Sunday, March 2, 2008

For a later week...

Lipo: First and Second Manifestos
Francois Le Lionnais

In defining "Potential Literature," Francois Le Lionnais questions the assumption that art is the product of a singular "inspired" vision. By contrast, the Oulipian aesthetic foregrounds the constraints implicit in all works of art, opening up new means of creation and a way of reclaiming works of the past through a form of "literary prosthesis."

First Manifesto

Let's open a dictionary to the words "Potential Literature." We find absolutely nothing. Annoying lacuna. What follows is intended, if not to impose a definition, at least to propose a few remarks, simple hors d'oeuvres meant to assuage the impatience of the starving multitudes until the arrival of the main dish, which will be prepared by people more worthy than myself.

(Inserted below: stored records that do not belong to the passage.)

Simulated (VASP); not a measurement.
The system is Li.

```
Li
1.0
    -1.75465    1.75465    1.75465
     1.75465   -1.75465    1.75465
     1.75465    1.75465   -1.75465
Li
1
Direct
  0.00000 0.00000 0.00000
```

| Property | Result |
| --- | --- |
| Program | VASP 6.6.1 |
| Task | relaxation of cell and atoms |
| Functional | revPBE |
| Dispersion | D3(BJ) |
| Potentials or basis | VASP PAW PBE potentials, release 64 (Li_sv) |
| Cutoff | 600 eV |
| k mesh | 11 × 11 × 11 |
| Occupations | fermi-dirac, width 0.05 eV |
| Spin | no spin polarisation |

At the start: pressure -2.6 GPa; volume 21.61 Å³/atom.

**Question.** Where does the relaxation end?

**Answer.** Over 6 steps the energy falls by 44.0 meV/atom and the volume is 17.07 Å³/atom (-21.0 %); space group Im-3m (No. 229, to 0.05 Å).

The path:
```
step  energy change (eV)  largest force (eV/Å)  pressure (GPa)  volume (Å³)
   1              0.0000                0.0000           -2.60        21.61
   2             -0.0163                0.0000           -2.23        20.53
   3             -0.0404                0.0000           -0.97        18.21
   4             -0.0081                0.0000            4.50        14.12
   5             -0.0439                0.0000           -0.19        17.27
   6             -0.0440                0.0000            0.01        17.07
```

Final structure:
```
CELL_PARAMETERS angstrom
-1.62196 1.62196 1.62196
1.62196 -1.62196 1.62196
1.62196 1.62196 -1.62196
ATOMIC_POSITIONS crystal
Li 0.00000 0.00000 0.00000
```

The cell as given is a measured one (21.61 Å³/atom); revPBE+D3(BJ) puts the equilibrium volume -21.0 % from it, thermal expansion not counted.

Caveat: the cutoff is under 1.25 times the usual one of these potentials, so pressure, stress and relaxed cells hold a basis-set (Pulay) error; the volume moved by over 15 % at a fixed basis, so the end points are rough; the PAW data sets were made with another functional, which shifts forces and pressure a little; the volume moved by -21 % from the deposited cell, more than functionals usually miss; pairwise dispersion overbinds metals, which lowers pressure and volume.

Do you remember the polemic that accompanied the invention of language? Mystification, puerile fantasy, degeneration of the race and decline of the State, treason against Nature, attack on affectivity, criminal neglect of inspiration; language was accused of everything (without, of course, using language) at that time.

And the creation of writing, and grammar--do you think that that happened without a fight? The truth is that the Quarrel of the Ancients and the Moderns is permanent. It began with Zinjanthropus (a million seven hundred and fifty thousand years ago) and will end only with humanity--or perhaps the mutants who succeed us will take up the cause. A Quarrel, by the way, very badly named. Those who are called the Ancients are often the stuffy old descendants of those who in their own day were Moderns; and the latter, if they came back among us, would in many cases take sides with the innovators and renounce their all too faithful imitators.

Potential literature only represents a new rising of the sap in this debate.

Every literary work begins with an inspiration (at least that's what its author suggests) which must accommodate itself as well as possible to a series of constraints and procedures that fit inside each other like Chinese boxes. Constraints of vocabulary and grammar, constraints of the novel (divisions into chapters, etc.) or of classical tragedy (rule of the three unities), constraints of general versification, constraints of fixed forms (as in the case of the rondeau or the sonnet), etc.

Must one adhere to the old tricks of the trade and obstinately refuse to imagine new possibilities? The partisans of the status quo don't hesitate to answer in the affirmative. Their conviction rests less on reasoned reflection than on force of habit and the impressive series of masterpieces (and also, alas, pieces less masterly) which has been obtained according to the present rules and regulations. The opponents of the invention of language must have argued thus, sensitive as they were to the beauty of shrieks, the expressiveness of sighs, and sidelong glances (and we are certainly not asking lovers to renounce all of this).

Should humanity lie back and be satisfied to watch new thoughts make ancient verses? We don't believe that it should. That which certain writers have introduced with talent (even with genius) in their work, some only occasionally (the forging of new words), other with predilection (counterrhymes), others with insistence but in only one direction (Lettrism) the Ouvroir de Littérature Potentielle (Oulipo) intends to do systematically and scientifically, if need be through recourse to machines that process information.

In the research which the Oulipo proposes to undertake, one may distinguish two principal tendencies, oriented respectively toward Analysis and Synthesis. The analytic tendency investigates works from the past in order to find possibilities that often exceed those their authors had anticipated. This, for example, is the case of the cento, which might be reinvigorated, it seems to me, by a few considerations taken from Markov's chain theory.

The synthetic tendency is more ambitious: it constitutes the essential vocation of the Oulipo. It's a question of developing new possibilities unknown to our predecessors. This is the case, for example, of the Cent Mille Milliards de poèmes or the Boolian haikus.

Mathematics--particularly the abstract structures of contemporary mathematics--proposes thousands of possibilities for exploration, both algebraically (recourse to new laws of composition) and topologically (considerations of textual contiguity, openness and closure). We're also thinking of anaglyphic poems, texts that are transformable by projection, etc. Other forays may be imagined, notably into the area of special vocabulary (crows, foxes, dolphins; Algol computer language, etc.). It would take a long article to enumerate the possibilities now foreseen (and in certain cases already sketched out).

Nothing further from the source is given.